No, they’re not on drugs: Business leaders who embrace early childhood education

That's right. In front of the nation's most powerful business group, the retired chairman and CEO of Maher Terminals, one of the biggest port terminals on the East Coast, and former chairman of the New Jersey Chamber of Commerce wanted to talk about embracing preschool for 3- and 4-year-olds. And high quality "Birth to Five" learning — in other words, good child care.

If she hadn't already, Betty Friedan would have died and gone to heaven.

Maher acknowledged as much.

"If somebody had said to me about a decade ago ... that I would one day be down here in Washington speaking on behalf of early childhood education, I would have thought they were on drugs," he said.

But Maher was only one of a host of business leaders, CEOs, advocates, policy wonks and bipartisan political leaders, including Delaware Gov. Jack Markell, a Democrat, and George W. Bush's former education secretary Margaret Spellings, a Republican, all gathered at the Chamber to make the business case that robust public and private investment to create a high-quality early childhood education system is the only way to secure the future.

Right now, the U.S. ranks at the bottom internationally of countries with children enrolled in preschool programs. Jonathan Cohn, in The New Republic, recently outlined the expensive, wildly uneven in quality and often dangerous "Hell of American Daycare." Public spending for children 0-5 lags far behind what we spend on children 6-18.
Public spending on K-12 far outstrips investments in preschool

Public spending on K-12 far outstrips investments in preschool.

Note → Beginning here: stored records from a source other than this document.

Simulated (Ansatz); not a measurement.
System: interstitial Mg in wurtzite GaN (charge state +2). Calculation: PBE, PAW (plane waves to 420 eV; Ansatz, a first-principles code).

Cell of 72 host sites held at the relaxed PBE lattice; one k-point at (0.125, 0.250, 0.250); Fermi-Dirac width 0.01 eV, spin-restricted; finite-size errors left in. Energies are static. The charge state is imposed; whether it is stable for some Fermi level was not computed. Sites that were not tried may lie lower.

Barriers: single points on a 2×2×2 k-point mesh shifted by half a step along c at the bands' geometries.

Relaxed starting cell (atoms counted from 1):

And business leaders say the results of that unhappy system are beginning to show.

Maher and others outlined the challenges facing the country: growing income inequality, a shrinking middle class, increasing unemployment and a lack of skilled workers in many industries — and the pernicious and long-lasting effects of growing up poor.

Then he and others presented the growing body of compelling research that shows the more investment in high-quality, early learning from birth to age five, when children's brains are literally sizzling with activity and making new neural connections, the better the outcomes for the future, with higher academic performance (high school graduation rates increased by 30 percent and college attendance doubled), lower health care, special education and social welfare costs and increased productivity.

"Early childhood education is not an entitlement," Maher said. "It's an investment in the future."

Maher spoke at the event, "Oh, The Places We'll Go!," a play on a Dr. Seuss book, which was sponsored by the rightward leaning Chamber and the leftward leaning Center for American Progress. And the common ground that they found in this very high-profile, public forum shows just how far the discussion of early childhood education has come from the days when it was relegated to obscure education conferences and small-circulation academic journals.

At a time when President Obama's $75 billion "Preschool for All" initiative has gone nowhere in Congress – and the president said in May that he had doubts that it ever would – Maher released the results of a bipartisan poll that even the staunchest advocates said surprised them.

Voters across the country rated ensuring that children get a strong start with early childhood education as second in priority only to increasing jobs and economic growth. Seventy percent favored doing more to make sure children begin kindergarten ready to learn. Nearly 90 percent said it's important to make early education and child care more affordable – in many states child care costs now outstrip the cost of college.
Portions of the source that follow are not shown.